The VCC executive expressed concern that journalists rarely sought the views of Christians beyond the ACL following the ALP National Conference where the ACL was almost the only Christian voice heard in coverage of the same-sex marriage debate.
Mackaay said the VCC’s member churches held a diversity of views and therefore the VCC would never try to articulate a single position on the issue.
“We don’t have a position on the issue of same-sex marriage,” he said.
“If you asked that question at one of our executive meetings you would find there would be some who would be horrified at the thought that same-sex marriage is possibly to be legislated, others who would think that every Member of Parliament, whichever party they come from, should have a conscience vote, and others still who would leave that entirely up to the parties.”

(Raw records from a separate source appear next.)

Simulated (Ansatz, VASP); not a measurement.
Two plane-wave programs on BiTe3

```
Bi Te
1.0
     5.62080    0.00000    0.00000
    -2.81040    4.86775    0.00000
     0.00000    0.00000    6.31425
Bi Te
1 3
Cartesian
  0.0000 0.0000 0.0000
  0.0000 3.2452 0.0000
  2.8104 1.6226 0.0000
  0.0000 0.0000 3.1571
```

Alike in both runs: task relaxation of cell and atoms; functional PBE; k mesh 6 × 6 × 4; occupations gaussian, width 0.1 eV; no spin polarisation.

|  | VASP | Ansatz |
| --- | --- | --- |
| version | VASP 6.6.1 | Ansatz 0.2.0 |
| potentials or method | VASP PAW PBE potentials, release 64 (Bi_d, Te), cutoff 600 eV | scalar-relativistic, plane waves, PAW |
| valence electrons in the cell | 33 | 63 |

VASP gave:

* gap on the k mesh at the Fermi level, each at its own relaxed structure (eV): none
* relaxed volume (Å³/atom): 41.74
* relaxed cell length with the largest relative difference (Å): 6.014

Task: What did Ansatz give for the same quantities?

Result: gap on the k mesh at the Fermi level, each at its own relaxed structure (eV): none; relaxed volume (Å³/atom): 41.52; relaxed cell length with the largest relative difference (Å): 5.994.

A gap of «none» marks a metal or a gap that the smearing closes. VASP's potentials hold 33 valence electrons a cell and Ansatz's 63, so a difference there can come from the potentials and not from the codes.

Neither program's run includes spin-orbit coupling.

An ACL spokeswoman denied that the group presented itself as representing Australian Christianity.
“The ACL never claims to represent all Christians,” she said. “However … we know of a number of supposed VCC church supporters which have complained to VCC executive about the statement because they weren’t consulted or aware of the media release being put out by VCC criticising the ACL.”
The VCC has 30 member churches, including Anglicans, the Salvation Army, Churches of Christ, Roman Catholics, Wesleyan Methodists, the Uniting Church, the Quakers, and Orthodox churches serving migrant communities.